I am not seeking to be deliberately provocative because I still sort of have faith but wonder what will happen as the older pilots with more rounded experience retire in greater numbers -again I know this group can sometimes be accused of having insufficient skills in other ways as well.
It seems to me though that all airline pilots at some stage of their career should get some experience of unusual attitudes but is a sudden stall in an Extra really much good if your triple 7 300 suddenly throws a hissy fit at 35000 ft .
It is not easy I know but perhaps a way could be found for people to safely ( I am old enough to remember reading about training accidents as people shut down engines etc) experience the scary combination of unusual attitude and huge mass/momentum.
I had a couple of school friends who went on to become flight crew and one I kept in touch with for some years to the point where he was a 757 Captain but as he put it he had learned a huge amount in his early years hand flying 707s round the Bovingdon hold and similar manoeuvres which gave his generation an experience denied to his successors.
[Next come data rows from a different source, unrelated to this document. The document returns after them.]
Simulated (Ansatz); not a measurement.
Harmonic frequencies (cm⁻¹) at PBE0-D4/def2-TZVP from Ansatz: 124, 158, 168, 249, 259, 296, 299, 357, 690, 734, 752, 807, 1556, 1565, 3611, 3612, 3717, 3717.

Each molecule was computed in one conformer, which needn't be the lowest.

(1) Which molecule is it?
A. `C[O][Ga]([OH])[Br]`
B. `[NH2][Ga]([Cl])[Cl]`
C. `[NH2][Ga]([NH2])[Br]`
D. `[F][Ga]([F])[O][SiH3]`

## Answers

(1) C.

I know money is an issue but perhaps a little pressure needs to be put on managements about how safety first really works. A mischievous friend of mine recently wrote to Easy Jet about their attitude to flight safety and got the usual -safety is our first priority response and the most important issue to our management. He didn’t get any response at all to his follow up which said he appreciated the assurance but if they really meant it why was the board composed solely of accountants and marketing people and none of them had any responsibility for flight operations or safety.